Each system configuration will be unique, so there is no way to know exactly how many pumps you are going to need. A very simple arrangement may only need one, to bring water from the fish tank up to the plant beds. Gravity can be used to let the water from through the growing medium and back into the fish tank. Additional pumps are going to be needed if you are using settling tanks, and to supply multiple grow beds. Gravity can be a big help if you can arrange things so that water can naturally flow "downhill" as often as possible.
The simplest arrangement is that you use a pump to move a portion of water from your fish tank, so that it flows into your growing bed. From there, you would either pump the water back into the fish tank or have it naturally flow back into the tank (a sloping grow bed will help with this design). After a certain amount of time, the pump will have to run again and reflood the grow bed. This is the basic ebb and flow design, and it will require 1 or 2 pumps. If you can't have it flow naturally back into the tank, then a 2nd pump may be required to empty out the grow bed.
If you have a deep water system, you will still need just one pump on average. The cycling process is a little less critical because the tank of water under your plants stays basically full at all times. Water is pumped from the fish tank into the plant tank to keep the flow of fresh nutrients going, and the plant tank then overflows on its own back into the fish tank. Unlike the on/off nature of ebb and flow, the water levels for the fish stay constant through the entire process.
A system with a sump tank may not necessarily need an extra pump since the water usually flows via gravity from the fish tank to the sump, leaving you the need for still just one pump.
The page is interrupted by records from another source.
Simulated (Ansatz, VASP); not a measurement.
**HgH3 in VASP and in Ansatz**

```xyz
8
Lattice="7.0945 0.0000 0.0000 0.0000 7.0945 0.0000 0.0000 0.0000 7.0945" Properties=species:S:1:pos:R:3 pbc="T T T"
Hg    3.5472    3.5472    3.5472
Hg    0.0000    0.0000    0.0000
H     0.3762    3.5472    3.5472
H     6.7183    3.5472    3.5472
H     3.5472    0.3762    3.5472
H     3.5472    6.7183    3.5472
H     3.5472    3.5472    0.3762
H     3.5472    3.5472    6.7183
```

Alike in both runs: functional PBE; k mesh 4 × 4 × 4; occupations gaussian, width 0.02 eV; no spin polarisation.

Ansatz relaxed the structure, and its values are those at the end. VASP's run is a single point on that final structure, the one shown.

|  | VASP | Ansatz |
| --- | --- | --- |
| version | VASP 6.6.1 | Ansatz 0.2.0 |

Small aquarium pumps aren't going to cut it either. You'll need reliable pumps that can move many gallons of water relatively quickly. The specs you need to focus on are the obvious gallons per hour rating, but also the "head height" (which refers to the distance vertically that you are moving water). Each model of pump should provide both details. Basically, a pump may move 640 gallons per hour through level pipes, but then only 390 gph to a height of 5 feet. Do some measuring around your tanks and grow beds before you buy a pump or you might not have the water-moving power you need.
An aquaponics system isn't going to run for a full hour at a time either, so figure that into your calculations. To use the above pump as an example, it would take an hour to move 640 gallons. If you need to move that much water in just 15 minutes, you'll need a bigger pump.
Pumps designed for ponds are often use, though there are many models designed specifically for aquaponics that can handle these loads. Costs can run from $50 to beyond $300. For a new small system, the pump should cost you under $150.